Indianapolis

Traveled to Indianapolis last weekend to visit Jin. We went to the Children's Museum on Saturday, and then walked around downtown a lot on Sunday. Of course, I could not have left my camera on the kitchen counter at home any more than I did, so, no pictures.

The one thing I have to say about Indianapolis, and downtown in particular, is how well-planned it is. The metro government oversees the entire county which is the city itself. The war memorial in the city center sits exactly in the middle between the east and west borders of the city, and sits exactly in the middle of the north and south borders.

We walked along the canal, a completely fabricated waterway that curves around from the northern edge of downtown to the southern edge. If you follow it, it will take you past a central museum district, past the state capitol, and end up close to the Artsgarden, an glass-enclosed greenspace sitting above an intersection. The Artsgarden is part of a skywalk system that allows you to walk from any number of hotels to shopping, the convention center, and the RCA dome all without feet hitting the pavement. Personally, I don't believe skywalks are a good idea, but it seems to work there.

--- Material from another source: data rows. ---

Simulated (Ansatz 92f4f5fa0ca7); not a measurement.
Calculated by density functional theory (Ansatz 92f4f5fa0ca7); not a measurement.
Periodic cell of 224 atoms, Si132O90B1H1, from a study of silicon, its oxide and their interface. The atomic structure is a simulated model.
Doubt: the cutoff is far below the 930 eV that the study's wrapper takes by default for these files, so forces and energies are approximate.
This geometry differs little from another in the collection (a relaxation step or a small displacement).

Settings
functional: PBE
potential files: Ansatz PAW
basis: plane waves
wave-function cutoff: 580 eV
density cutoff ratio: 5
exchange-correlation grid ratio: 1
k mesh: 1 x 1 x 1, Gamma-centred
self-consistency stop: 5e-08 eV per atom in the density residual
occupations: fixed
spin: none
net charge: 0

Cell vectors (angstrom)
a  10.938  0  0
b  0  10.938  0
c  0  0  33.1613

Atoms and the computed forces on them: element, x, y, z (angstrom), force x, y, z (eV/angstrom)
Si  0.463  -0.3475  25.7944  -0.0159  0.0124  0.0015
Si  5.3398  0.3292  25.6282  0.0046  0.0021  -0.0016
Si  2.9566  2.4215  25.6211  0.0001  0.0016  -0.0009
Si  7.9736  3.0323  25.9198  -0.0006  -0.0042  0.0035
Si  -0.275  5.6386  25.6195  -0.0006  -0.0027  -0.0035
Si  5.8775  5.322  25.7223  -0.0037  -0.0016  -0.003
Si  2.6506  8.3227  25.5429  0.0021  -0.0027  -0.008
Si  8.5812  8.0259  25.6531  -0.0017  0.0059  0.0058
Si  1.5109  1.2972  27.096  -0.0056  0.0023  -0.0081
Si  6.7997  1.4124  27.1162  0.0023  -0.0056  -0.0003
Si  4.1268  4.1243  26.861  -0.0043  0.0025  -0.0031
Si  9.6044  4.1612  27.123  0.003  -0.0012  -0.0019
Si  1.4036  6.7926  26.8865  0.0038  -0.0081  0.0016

Everything in the center of the downtown, and less so the further away from it, seems like it was deliberately built to get you to stay put.

Now, Indianapolis will not deny the fact that it was planned from day one. Which makes comparing it to Cincinnati a bit unfair. Cincinnati, like other east coast cities, are older, and developed more organically. Plus, Indianapolis is very flat. So Cincinnati development has faced some historical and geographical constraints that Indy has not.

Still, one gets the sense that in Indy, the metro government Gets Things Done. In Cincinnati, the city, county, port authority, quasi-private entities, and businesses just get in each other's ways.

2 comments:

The Urbanophile said...

I'd like to mention that the canal in downtown Indianapolis is not an artificial waterway. It was built as part of a massive canal public works effort in the 1800's that ultimately bankrupted the state and led to the new 1851 constitution. It just looks new because of how it has been redone. The Central Canal actually extends pretty far north in the city and is more naturalistic in places like Broad Ripple

hellogerard said...

Ah, thanks for the clarification. I was told that it was man-made, and I think he meant what you said, but I interpreted it to mean, made recently for biking and such.